Notes from the Last Row Review — Choi Min-sik’s Twisted Netflix Thriller

The Oldboy legend’s first Netflix series — and a sharp, twisted psychological thriller. No spoilers.


Watch it. Let me lead with that.

Notes from the Last Row (맨 끝줄 소년) is a story about crossing a line. A man who peers into other people’s lives and reshapes them into stories of his own making. And at the end of that line, a quietly devastating ruin waits.

This is Choi Min-sik’s first Netflix original series. His films have long streamed on the platform, but this is the first time he’s actually starred in something Netflix made. Six episodes, a limited series. A failed literature professor becomes consumed by the writing talent of a student sitting in the back row of his classroom, and a psychological thriller unfolds.

A proven source, a proven director, proven actors, and Netflix-scale polish. When those meet, you get something rare.

An Already-Proven Story — On Stage, On Screen

The strength of this series starts with its source.

It’s adapted from The Boy in the Last Row, a 2006 play by Spanish playwright Juan Mayorga. François Ozon turned it into the French film In the House, which was embraced worldwide, and in Korea it has been staged repeatedly since its 2015 premiere, building a devoted following.

This is a story tested on stage and screen for nearly twenty years. The Korean version keeps that proven skeleton, moves the setting from a high school to a university, and places Choi Min-sik on top of it.

The Choi Min-sik Factor

If you need a Western comparison, think Gary Oldman: an actor who can hold both saint and monster in a single face.

In Oldboy, Choi Min-sik was a man swallowed by vengeance. In I Saw the Devil, a sociopath wearing a human mask. In The Admiral: Roaring Currents, he was Admiral Yi Sun-sin, the sacred hero who saved a nation. In Nameless Gangster, a groveling, pathetic small-time crook. That enormous range condenses into a single character in Notes from the Last Row.

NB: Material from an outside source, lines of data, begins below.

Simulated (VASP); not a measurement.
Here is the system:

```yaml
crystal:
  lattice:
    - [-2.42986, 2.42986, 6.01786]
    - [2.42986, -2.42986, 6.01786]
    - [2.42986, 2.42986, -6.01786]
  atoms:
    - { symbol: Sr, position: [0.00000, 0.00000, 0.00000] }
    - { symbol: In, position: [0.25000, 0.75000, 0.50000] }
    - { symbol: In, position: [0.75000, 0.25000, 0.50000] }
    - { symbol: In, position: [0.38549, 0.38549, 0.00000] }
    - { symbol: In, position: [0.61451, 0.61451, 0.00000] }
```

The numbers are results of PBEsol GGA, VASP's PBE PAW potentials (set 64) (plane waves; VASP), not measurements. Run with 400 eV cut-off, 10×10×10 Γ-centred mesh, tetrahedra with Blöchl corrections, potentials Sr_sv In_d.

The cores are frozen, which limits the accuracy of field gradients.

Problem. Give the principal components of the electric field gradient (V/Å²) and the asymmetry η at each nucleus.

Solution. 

Heo Mun-oh is a man hiding bitter inadequacy behind the veneer of an intellectual. His old university classmate (Huh Joon-ho) became a successful novelist and married the woman Heo Mun-oh once longed for (Kim Yunjin), living the perfect life. That inferiority twists him into something brittle and sharp.

Choi Min-sik takes this “pathetic old professor” and, as the series progresses, transforms him into something close to madness. Repellent and impossible to look away from — the sensation of being pulled down into a dark place. That’s this actor’s power.

What It’s About — The Aesthetics of Watching

Heo Mun-oh is a failed writer and professor who doesn’t hesitate to grade his students’ work “garbage.” Then one day he discovers something extraordinary in the writing of Lee Kang (Choi Hyun-wook), a student who sits quietly in the very back row, observing everything.

Lee Kang turns in a piece observing an ordinary family. The problem is that the writing crosses from observation into something closer to voyeurism. Heo Mun-oh is drawn into the unsettling narrative and, offering private tutoring, steps deeper and deeper in.

This is where the real tension begins. The line blurs between teacher guiding student and student manipulating teacher. And that secret temptation of peering into another person’s life pulls the viewer, too, into Heo Mun-oh’s gaze — the thrill of crossing a line and the unease of it, felt at the same time.

Direction — The Cold Tension Kim Gyu-tae Builds

Director Kim Gyu-tae’s work lifts this above a simple psychological thriller.

A voyeuristic framing recurs throughout — the sense of secretly looking in on someone’s life. A precise tempo that neither reveals the truth too quickly nor drags, slowly tightening around the viewer’s throat. Through a mise-en-scène that turns eerie and suggestive by turns, the series conveys the instinctive temptation of watching another person’s private life, and the signs of ruin lurking behind it.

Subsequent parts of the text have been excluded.